Market changes, investors drive Motorola's breakup
July 19, 2010 By PETER SVENSSON , AP Technology Writer
In this file photograph taken Nov. 3, 2009, the new Motorola Droid smart phone is shown in San Francisco. For decades, Motorola's products told the story of the march of electronics into the hands of consumers: car radios in the 1930s, TVs in the 1940s and cell phones in the 1980s. (AP Photo/Russel A. Daniels, file)
(AP) -- For decades, Motorola Inc.'s products told the story of the march of electronics into the hands of consumers: car radios in the 1930s, TVs in the 1940s and cell phones starting the 1980s.
Now, the iconic company is breaking up, the victim of changing markets and the need to present simpler stories to investors.
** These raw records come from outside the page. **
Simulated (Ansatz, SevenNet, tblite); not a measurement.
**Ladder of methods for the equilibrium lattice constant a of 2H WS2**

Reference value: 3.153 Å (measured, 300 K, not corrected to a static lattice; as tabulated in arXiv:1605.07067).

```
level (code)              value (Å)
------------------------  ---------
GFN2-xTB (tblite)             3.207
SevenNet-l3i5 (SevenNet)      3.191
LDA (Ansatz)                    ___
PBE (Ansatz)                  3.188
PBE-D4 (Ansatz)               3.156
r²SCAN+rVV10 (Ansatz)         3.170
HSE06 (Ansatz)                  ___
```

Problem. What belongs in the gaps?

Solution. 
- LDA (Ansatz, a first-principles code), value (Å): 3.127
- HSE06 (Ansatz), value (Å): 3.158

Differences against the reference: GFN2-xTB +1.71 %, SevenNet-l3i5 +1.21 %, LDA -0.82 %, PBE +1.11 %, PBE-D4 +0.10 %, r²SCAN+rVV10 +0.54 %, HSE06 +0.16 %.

Motorola's cell phone business, which as late as 2007 was riding high on the success of the Razr, is struggling to reshape itself. And its survival may ride on whether it succeeds in turning a once-mass-market cell phone business into a much smaller mold, focused on playing in the same niche as Apple Inc.'s popular iPhone.
Early next year, Motorola is slated to separate the business that makes cell phones and set-top boxes from the one that makes police radios and bar-code scanners, Enterprise Mobility.
In a prelude to that split, Motorola announced Monday that it is selling the bulk of its wireless networks division for $1.2 billion to Nokia Siemens Networks, freeing Enterprise Mobility from a Networks business that has been holding it back in the eyes of investors.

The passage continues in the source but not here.